Okay, that’s enough of the drama. City made a couple of changes to the side that lost against Barnsley and they made perfect sense. Conor McGrandles returned for his first start since signing for a third time for us, and Dylan Duffy dropped to the bench, with Dom Jeffries slotting in at left wing-back. One was a shoo-in, the other perhaps a more defence-minded option, given that Mansfield play strikers at wing-back. Jordan Bowery once hit a brace against us for Crewe as we lost 4-1 at home, and he wore the number nine shirt coming up against Tendayi Darikwa on the left of their defence.

Credit Graham Burrell

I felt this was going to be a challenging fixture. Mansfield have quality across the park, ageing quality in places, but still quality. Lucas Akins, Aden Flint, Stephen Quinn and Lee Gregory have a combined age older than the cathedral (probably), but they’re respected players, able to help keep the Stags in this division. Nigel Clough is a wily manager, and he plays a certain type of football that is easy on the eye. They were the division’s leading scorers coming into the game, so I felt we’d be under the cosh for a bit.

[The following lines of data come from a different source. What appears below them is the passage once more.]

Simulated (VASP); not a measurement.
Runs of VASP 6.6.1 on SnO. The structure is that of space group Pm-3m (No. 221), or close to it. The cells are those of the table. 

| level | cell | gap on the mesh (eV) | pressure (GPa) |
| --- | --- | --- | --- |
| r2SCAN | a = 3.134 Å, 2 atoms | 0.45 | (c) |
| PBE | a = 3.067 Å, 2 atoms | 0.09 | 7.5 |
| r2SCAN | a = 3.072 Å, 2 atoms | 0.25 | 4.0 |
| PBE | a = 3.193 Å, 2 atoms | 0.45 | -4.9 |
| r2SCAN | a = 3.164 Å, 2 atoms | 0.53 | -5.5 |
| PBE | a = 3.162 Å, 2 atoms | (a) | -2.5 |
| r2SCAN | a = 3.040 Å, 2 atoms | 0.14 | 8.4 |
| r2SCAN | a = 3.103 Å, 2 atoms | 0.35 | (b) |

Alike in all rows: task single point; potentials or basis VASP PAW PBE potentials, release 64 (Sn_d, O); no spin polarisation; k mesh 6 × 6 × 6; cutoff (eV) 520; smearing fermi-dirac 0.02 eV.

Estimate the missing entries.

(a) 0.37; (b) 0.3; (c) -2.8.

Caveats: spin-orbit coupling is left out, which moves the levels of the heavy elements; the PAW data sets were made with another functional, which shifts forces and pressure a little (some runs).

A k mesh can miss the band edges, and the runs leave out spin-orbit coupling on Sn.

We hadn’t quite clicked this season. As it turns out, one piece of the jigsaw was amiss – McGrandles. I like our 3-5-2. I like our wing-backs, and two up top, but for it to function, the midfield has to be perfect. Ethan Erhahon holds, mops up like Kim and Aggie on amphetamines and is generally too good for the division. Tom Bayliss probes like a doctor’s finger looking for the prostate, but in a more pleasurable way (unless that’s your thing). Still, the balance hasn’t quite been there. I like McKiernan, he’s going to be special for us, but he’s another Bayliss, and two fingers is too much. McGrandles (or indeed Hamilton) are different; they can work between the two, bridging the gap, completing a Holy Trinity that suddenly gives the side real balance. Even with that, and with an early Bayliss shot stopped by Pym, Mansfield looked decent.

Credit Graham Burrell

They held the ball well and for perhaps 25 minutes, they edged the game. We weren’t on the ropes, one Louis Reed effort was all they had to show for their endeavour, but it was a game that I felt could go either way. One slip at the back (which we have in us) and they’d get the 1,800 travelling fans excited. One break for us, and 8,000+ would come to life. Oddly, it felt like a game where winning the crowd, won the game. I know that’s not the case, but it felt like an atmosphere tug-o-war. On 29 minutes, we pulled the rope the hardest.

Or, to put it another way, Christy Pym let go. We shouldn’t really have scored, despite the nice build up and succinct Sean Roughan cross. Adam Jackson arrived to nod the ball towards goal, and if their keeper had stayed on his line, he’d gather with ease. He didn’t, he came rushing out, and Jacko’s header dropped into the back of the net. It doesn’t matter how they go in, as long as they do.

Credit Graham Burrell

Mansfield didn’t have an effort after that until the second half, as we threatened to run riot. Darikwa broke down the right and squared when a shot might have been better, which doesn’t show as xG but absolutely should. Makama made a great chance for Paudie, who had strode forward like a prime Franz Beckenbauer, only for his beautiful touch to come back off the bar courtesy of Pym’s fingertips. It was reminisce of last March, where Bristol Rovers and Cambridge Utd felt the full wrath of Michael Skubala’s hunters.

We did kill off our prey just before half time, and while fingers will point at Pym, it was a perfect example of our relentlessness. Seb Stockbridge had indicated a minute of added time, and we got a free kick with maybe thirty seconds left. We could have settled for the lead, but Bayliss took it quickly, and we immediately got another, down by the corner. Roughan wandered over and (definitely) intended to loft the ball over Pym and into the net. Pym, stranded through below-average positioning, could do nothing as yet another Imps defender got on the scoresheet. 2-0 City.

Credit Graham Burrell

They say just before half time is a good time to score, and I usually say any time is a good time to score. However, if Mansfield go in at 1-0, they can come out punching, start fast and be back in the game before you know it. At 2-0, we’ve stamped on their hopes, ripped up Clough’s team talk and given ourselves a shot of ‘we’re winning this no matter what’ juice in the process. Yesterday, there was no better time to score.